After 30-minutes, I began to question our strategy. As slid over to confer with Paulie and Greg, in true wild turkey fashion a 20-lb+ longbeard slipped in on us unannounced. Score one for the gobblers.

Later that morning , David Bryan, co-owner with myself of Old South Outdoors, connected with a fine 20-pound tom. The bird had a 10-inch beard and 1 1/8-inch spurs. Dave had set up in a low area near a corn field. A liberal dose of patience helped him harvest his first New York gobbler and helped convince him that New York was more than just a big city.

On day two, I set up on a ¾;-mile long ravine just behind the lodge. With Paulie manning the video camera, I broke out my old boss hen call. Some soft yelping at just the right time resulted in three tremendous gobbles that came from about 150-yards down the ravine. I added a fly-down cackle for good measure.

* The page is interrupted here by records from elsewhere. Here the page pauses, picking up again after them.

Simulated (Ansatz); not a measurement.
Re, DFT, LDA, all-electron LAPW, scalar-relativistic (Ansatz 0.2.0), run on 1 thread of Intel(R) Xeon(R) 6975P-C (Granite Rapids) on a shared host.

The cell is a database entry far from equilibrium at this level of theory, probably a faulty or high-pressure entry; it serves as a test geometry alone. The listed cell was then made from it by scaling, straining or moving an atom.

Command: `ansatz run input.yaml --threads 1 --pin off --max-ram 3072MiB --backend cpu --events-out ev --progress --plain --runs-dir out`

Two-and-a-half hours passed. Booming gobbles continued to sound from what turned out to be three old longbeards. Paulie and I were pinned down by the toms from where the birds were strutting on a shelf in the ravine. The toms weren’t budging and we were to timid to move. Eventually, our gobblers grew tired of the “hen who wouldn’t cooperate” and left.

Paulie and I made a quick tour around the area as I mentally planned my strategy for the next morning. That evening Greg Epperson, Jr. and I returned to the ravine to roost birds. Greg made a few serious fly-up cackles, while I flapped my hat both in the leaves and upon my chest. This tactic has worked for us in the past. We felt confident it would again. Little did I know how well.

The next morning I set up in total darkness. Dave Abrham was accompanying me, mainly because he’d never before seen our fly-up tactic and was interested to see if it would work. I waited anxiously, wondering what my tree yelps might bring. Right on schedule, a mature gobble pierced the stillness of dawn. One bird! I’d expected three! Not to worry. I focused on the gobbling bird and started cranking him up. Louder yelps, clucks, and then a healthy fly-down cackle. This bird was coming in.

My turkey nerves came alive. Ten minutes passed as the tom and I carried on a regular conversation. Double- and triple-gobbles frazzled my nerves. Suddenly, from out of the uppermost branches of the tree where I’d set up on, flew two longbeards. My missing gobblers! A few putts later and this game was kaput. How quickly we can be sent back to nursery school by a longbeard! Dave asked what my plan was now. “Whatever you have in mind,” I said. “You’re the guide.”

Dave chuckled and said, “Come on.”

We hiked up and up and up some more. Here I’d thought I’d planned my way onto an easy bird and now look at me. Dave led me over hill and dale and then down into a swamp where we set up in the thickest, nastiest woods I’d seen yet. Although it wasn’t the open ridges I’d journeyed to New York to hunt, I believed the odds were now in my favor. I know swamp birds!

Dave and I blind-called for forty-five minutes. The recipe was simple, but deadly: cluck and purr. The still morning air came alive. One, two , three, four different gobblers, all of them telling us that the boys were coming in and eager to have a good time. One bird seemed especially attuned to the old boss hen, so I concentrated on him. I met each gobble with a furious yelp and cluck combination. Seventy-five yards and closing. “Yelp, yelp, yelp,” and then an honoring gobble.

I knew this bird now felt he’d come close enough. A little ‘shoving’ was needed. So, I threw him a short, sweet and sassy cackle. With no further hesitation, the bird spitted and drummed to within twenty feet of us. I was a wreck: shaking , sweating , and loving every minute of it. When my shot rang out there was silence: no flapping , no running, nothing. Dave asked, “Did you hit him?” It hadn’t occurred to me that I might have missed.

A quick shuffle of our feet and there lay the second biggest gobbler of myhunting career: 21 ½;-lbs, with a 10 ¼-” beard and 1 ¼”-spurs. A regular spitting and drumming machine. I was elated, and grateful that my guide had had a great back-up plan.

Dave Bryan finished up the morning’s action by scoring on yet another longbeard high on top of the ridge. His second bird weighed 19-lbs, sported an 8″ beard and ¾;”-spurs.

Greg never did harvest a New York bird, but it certainly wasn’t due to lack of opportunity. He didn’t know it, but David and I were silently rooting for the gobblers, since Greg had already harvested four huge longbeards in South Carolina and needed to be humbled a bit.

All we can say in conclusion is this: “Thanks, Tom. You haven’t seen the last of these three Southerners.”